Posted: **Sun Oct 16, 2005 12:34 pm**

by **ReiVaX18**

Just got AC, but my program gives slightly different output:

0.0100

0.0100

0.0010

0.0000

0.1667

0.0290

### My program gives the same answer

Posted: **Sun Oct 16, 2005 3:36 pm**

by **StatujaLeha**

My program gives the same answer, but I get WA. Can you explain your algorithm?

Posted: **Sun Oct 16, 2005 6:32 pm**

by **ReiVaX18**

First, if the probability is zero, then the answer is zero also.

If not, for the player k to get success, the first k-1 should fail ( probability (1-p)^(k-1) ) and k should get success ( probability p ) or the n players have to fail ( probability (1-p)^n ) and then another time k-1 fails and a success or two times n fails and k-1 fails and a success or etc...
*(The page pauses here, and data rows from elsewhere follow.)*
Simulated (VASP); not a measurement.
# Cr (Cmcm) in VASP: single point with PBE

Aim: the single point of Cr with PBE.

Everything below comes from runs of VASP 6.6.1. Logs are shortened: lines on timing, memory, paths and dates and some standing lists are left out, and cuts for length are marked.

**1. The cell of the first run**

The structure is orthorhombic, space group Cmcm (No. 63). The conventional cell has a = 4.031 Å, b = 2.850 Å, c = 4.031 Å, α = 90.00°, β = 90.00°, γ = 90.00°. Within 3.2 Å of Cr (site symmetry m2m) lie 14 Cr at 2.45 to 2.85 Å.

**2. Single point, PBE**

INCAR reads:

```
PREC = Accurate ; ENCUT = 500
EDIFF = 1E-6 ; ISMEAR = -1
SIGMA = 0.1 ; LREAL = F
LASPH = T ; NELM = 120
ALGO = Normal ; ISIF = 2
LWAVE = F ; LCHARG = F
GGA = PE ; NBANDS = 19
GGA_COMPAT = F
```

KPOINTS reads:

So if you calc the probabilities and sum them:

p*(1-p)^(k-1) + p*(1-p)^(k-1) * (1-p)^(n) + p*(1-p)^(k-1) * (1-p)^(2n) + ...

this is equal to

p*(1-p)^(k-1) * ( sum( i=0 to infinity, (1-p)^(i*n) ) )

the last sum is a geometric sum, so you aply the formula and get

p*(1-p)^(k-1) / ( 1 - (1-p)^n )

Note that if p = 0 the denominator is also 0, so this is why the case p = 0.0 is excluded.